Negative Energy Densities in Extended Sources Generating Closed Timelike Curves in General Relativity with and without Torsion
Harald H. Soleng

TL;DR
This paper investigates the conditions under which closed timelike curves appear near spinning sources in (2+1) and (3+1)-dimensional gravity, highlighting the role of energy densities, spin, and torsion.
Contribution
It demonstrates that in models with torsion, closed timelike curves only occur at unphysically high spin densities, and without torsion, they relate to unphysical heat flows, supporting their unphysical nature.
Findings
Closed timelike curves require unphysical spin densities with torsion.
Without torsion, CTCs are linked to unphysical heat flows.

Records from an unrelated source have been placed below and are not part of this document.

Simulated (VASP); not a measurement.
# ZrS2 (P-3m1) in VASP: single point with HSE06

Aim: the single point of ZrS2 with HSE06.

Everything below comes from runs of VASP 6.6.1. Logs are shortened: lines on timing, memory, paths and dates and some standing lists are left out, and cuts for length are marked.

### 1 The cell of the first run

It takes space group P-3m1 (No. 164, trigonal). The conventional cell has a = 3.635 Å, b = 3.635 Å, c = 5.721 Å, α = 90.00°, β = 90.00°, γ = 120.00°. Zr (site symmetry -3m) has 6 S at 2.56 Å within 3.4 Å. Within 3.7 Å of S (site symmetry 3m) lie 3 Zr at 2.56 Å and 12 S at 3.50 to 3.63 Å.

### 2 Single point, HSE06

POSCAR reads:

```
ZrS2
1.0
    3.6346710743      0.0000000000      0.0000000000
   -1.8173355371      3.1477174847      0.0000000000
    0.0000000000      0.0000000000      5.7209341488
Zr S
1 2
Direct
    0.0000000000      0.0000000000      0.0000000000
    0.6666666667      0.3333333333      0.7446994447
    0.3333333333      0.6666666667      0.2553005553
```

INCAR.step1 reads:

Physical sources do not produce closed timelike curves.
Abstract
Near a spinning point particle in (2+1)-dimensional gravity (or near an infinitely thin, straight, spinning string in 3+1 dimensions) there is a region of space-time with closed timelike curves. Exact solutions for extended sources with apparently physically acceptable energy-momentum tensors, have produced the same exterior space-time structure. Here it is pointed out that in the case with torsion, closed timelike curves appear only for spin densities so high that the spin energy density is higher than the net effective energy density. In models without torsion, the presence of closed time-like curves is related to a heat flow of unphysical magnitude. This corroborates earlier arguments against the possibility of closed timelike curves in space-time geometries generated by physical sources.